As for Svenonius's introductory essay, its cheeky title, "Notes on Camp, Part 2", indicates that he's in on the joke. But that joke -- a lengthy disquisition on pop art, Christianity, homosexuality, camp, CIA subversion of the mid-20th-century European high-art community, and the link between all these things and underground comics -- has basically nothing to do with actual underground comics as practiced by any of this book's contributors save possibly Johnny Ryan. It's like reading a foreword that concludes with the sentence "You'll love these cupcake recipes!" and turning the page to discover you've purchased a biography of Adlai Stevenson. What's more, the joke itself is kind of lazily executed. Every interesting idea (prehistoric society's proximity to the beasts fucking in the field and lack of leisure-time entertainment other than sexual intercourse gave rise to its many mythological hybrid monsters and gods) is offset by a dopey one (Christianity's intolerance is attributed to its worship of a god who "had no face, name, characteristics, or identity," despite the religion being entirely predicated on the idea that God incarnated Himself as a guy who worked as a carpenter that you could invite to your weddings and shit). Every funny turn of phrase ("To answer that question, we must briefly trace the history of homosexuality") is answered by a clumsy one (the essay fucking ends with "ZAP! BLAM! POW!").

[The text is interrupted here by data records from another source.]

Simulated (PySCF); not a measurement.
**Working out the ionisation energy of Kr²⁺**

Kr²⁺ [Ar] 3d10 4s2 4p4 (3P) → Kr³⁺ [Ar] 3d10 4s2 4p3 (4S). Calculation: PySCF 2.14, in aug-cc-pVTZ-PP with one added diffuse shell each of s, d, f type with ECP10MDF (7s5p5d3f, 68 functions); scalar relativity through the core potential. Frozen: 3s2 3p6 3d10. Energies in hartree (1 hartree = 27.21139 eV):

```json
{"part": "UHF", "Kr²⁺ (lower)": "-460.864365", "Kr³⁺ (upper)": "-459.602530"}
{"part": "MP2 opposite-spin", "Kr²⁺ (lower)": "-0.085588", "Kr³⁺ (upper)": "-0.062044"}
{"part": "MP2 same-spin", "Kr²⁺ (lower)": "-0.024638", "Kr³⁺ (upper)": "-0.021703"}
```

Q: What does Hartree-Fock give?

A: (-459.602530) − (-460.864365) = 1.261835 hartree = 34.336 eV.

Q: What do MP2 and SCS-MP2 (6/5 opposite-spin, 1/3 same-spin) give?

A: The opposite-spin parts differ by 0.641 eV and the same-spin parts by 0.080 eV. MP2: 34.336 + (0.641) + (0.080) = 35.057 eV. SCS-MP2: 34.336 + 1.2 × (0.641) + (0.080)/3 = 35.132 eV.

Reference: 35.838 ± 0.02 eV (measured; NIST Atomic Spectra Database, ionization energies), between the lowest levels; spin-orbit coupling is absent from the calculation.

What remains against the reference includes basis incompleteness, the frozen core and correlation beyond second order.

So to restore the sense of focus touted by Harkham and Nadel, to tighten things up, to locate that "unified aesthetic," it's best to consider the original visual-art contributions alone. And that's where the oddest thing of all emerges: Somehow, this anthology manages to be one of the year's saddest and sexiest comics. The warm space-scapes and shape-scapes of painter Robert Beatty play us in, as it were, with a selection of images appropriately entitled "Overture"; think of the visual equivalent of the opening synth-washes on Boards of Canada's Music Has the Right to Children or Van Halen's 1984 and you've just about got it. Are they images of cosmic isolation or of sensuality? The next two contributions essentially suggest that the book is refusing to choose. Suffused with a sense of loss and wasted potential, Gary Panter's opening "Jimbo" strip sees the title character and his friends come into the possession of technological orbs the near-miraculous powers of which they squander by using them to watch their favorite movies simultaneously; the comedy goes from "buddy" to "black" in the space of the final panel. This is followed by C.F.'s kinky contribution, which challenges reader preconceptions by leaving everyone involved in a seemingly predatory, sadomasochistic teacher-student liaison happy and fulfilled; the furniture, the ingenue's doe eyes, the seducer's Thin White Duke comportment, the final images of a satisfied smoke at the end of the day, are all calibrated for maximum visual pleasure.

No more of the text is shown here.